Space-Light-Structure: The Jewelry of Margaret De Patta at the Museum of Art and Design

Margaret de Patta, 1960-1964, Sterling silver, beach stones, pebbles; fabricated. Photo: John Bigelow Taylor

Margaret De Patta was a truly California designer. Originally a painter, she studied in San Diego at the California School of Fine Arts in San Francisco and briefly at the Arts Students League in New York. Always self-directed, she taught herself to make jewelry when she couldn’t find a suitably “modernist” wedding band; she eventually gave up painting entirely, preferring design in three dimensions. Like modern architecture and sculpture, for De Patta jewelry design was about “space, form, tension, organic structure, scale, texture, interpenetration, superimposition, and economy of means.”
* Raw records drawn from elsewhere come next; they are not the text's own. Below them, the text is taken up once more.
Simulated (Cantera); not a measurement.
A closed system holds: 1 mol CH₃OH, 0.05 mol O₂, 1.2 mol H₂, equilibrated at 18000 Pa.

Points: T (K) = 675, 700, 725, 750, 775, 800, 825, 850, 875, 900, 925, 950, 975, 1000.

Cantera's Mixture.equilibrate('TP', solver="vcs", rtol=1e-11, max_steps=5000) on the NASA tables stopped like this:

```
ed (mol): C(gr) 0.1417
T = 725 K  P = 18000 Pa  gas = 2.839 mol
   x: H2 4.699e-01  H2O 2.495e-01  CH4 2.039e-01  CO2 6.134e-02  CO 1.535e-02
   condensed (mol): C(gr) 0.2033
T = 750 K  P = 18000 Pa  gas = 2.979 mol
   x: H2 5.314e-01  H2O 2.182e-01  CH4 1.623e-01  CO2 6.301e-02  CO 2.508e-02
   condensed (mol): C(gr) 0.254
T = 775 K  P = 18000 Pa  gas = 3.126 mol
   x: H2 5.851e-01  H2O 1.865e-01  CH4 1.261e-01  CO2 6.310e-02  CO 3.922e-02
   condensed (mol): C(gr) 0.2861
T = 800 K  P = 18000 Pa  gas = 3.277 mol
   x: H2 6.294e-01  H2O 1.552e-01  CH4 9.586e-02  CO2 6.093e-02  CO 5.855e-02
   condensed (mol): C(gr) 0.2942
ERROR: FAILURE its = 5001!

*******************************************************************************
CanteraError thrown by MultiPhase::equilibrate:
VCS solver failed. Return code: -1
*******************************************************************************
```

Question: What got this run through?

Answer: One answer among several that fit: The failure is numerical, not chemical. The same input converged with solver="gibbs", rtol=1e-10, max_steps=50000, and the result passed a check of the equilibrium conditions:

Margaret de Patta, 1947-1950, Sterling silver, pearl; cast, fabricated. Photo: John Bigelow Taylor

In 1941, interested in exploring modernist theories, new materials and techniques, De Patta spent a transformative year studying at the School of Design in Chicago under László Moholy-Nagy. Moholy-Nagy was a former member of the Bauhaus, and his work focused on photography and Constructivist sculpture. “Keen to emulate the Hungarian artist’s concept of ‘vision in motion’ in her jewelry, De Patta invented ingenious ‘opticuts’ in which the facets of rutilated quartz act as transparent windows allowing light to penetrate the stone and reveal its internal structure. She also came to include kinetic elements in her jewelry and emphasized the structure of her pieces by reversing positive and negative design elements.”

Margaret De Patta;White gold, ebony, faceted quartz. Photo courtesy of the Oakland Museum of California, Gift of Eugene Bielawski, The Margaret De Patta Memorial Collection Photo: John Bigelow Taylor

Throughout her life, and in partnership with her second husband industrial designer Eugene Bielawski, De Patta “sought to promote the Bauhaus design philosophy and its democratic social agenda in the Bay Area through a host of creative endeavors, including a production line of affordable modernist jewelry and several educational ventures.”

Space-Light-Structure: The Jewelry of Margaret De Patta is the first major retrospective of this seminal figure in the American studio jewelry movement. The exhibition, which made its debut at the Oakland Museum of California in February, is a comprehensive overview of her oeuvre offering new scholarship on how this American Modernist influenced studio jewelry as both maker and social activist. Space-Light-Structure: The Jewelry of Margaret De Patta will feature 50 jewelry pieces as well as ceramics, flatware, photographs, photograms, and newly released archival material. In addition, the exhibition will display Constructivist pieces by such renowned European modernists as László Moholy-Nagy, György Kepes, and El Lissitzky, whose work shaped De Patta’s aesthetic sensibility and vision. It will be on view at the Museum of Arts and Design from June 5 through September 23, 2012.

Margaret de Patta, 1947-1950, Sterling silver, coral, malachite; fabricated, patinate. Photo: John Bigelow Taylor

The partnership of the Museum of Arts and Design and the Oakland Museum of California on this thought-provoking tribute is particularly appropriate, as each institution played a significant role in the development of De Patta’s career, and each has been dedicated to celebrating her achievements with important works by the artist in their collections.

Margaret de Patta, 14k yellow gold, ebony, wire; forged, fabricated. Photo: John Bigelow Taylor

“Margaret De Patta’s bold, yet meticulously conceived broaches, pendants, and rings signaled a radical departure from prevailing moribund designs and practices. Through extraordinary technical innovations she aligned her jewelry with modernist design aesthetics to create an art reflective of her time,” says Ursula Ilse-Neuman, MAD’s Curator of Jewelry. “Her cerebral jewelry expresses her own evolving aesthetic and social philosophy as it unfolded over four decades of enormous change in American society.”

“Margaret De Patta’s jewelry is a stunning example of how a California pioneer influenced significant changes in the art of jewelry making,” says Julie Muñiz, OMCA’s Associate Curator of Design & Decorative Arts.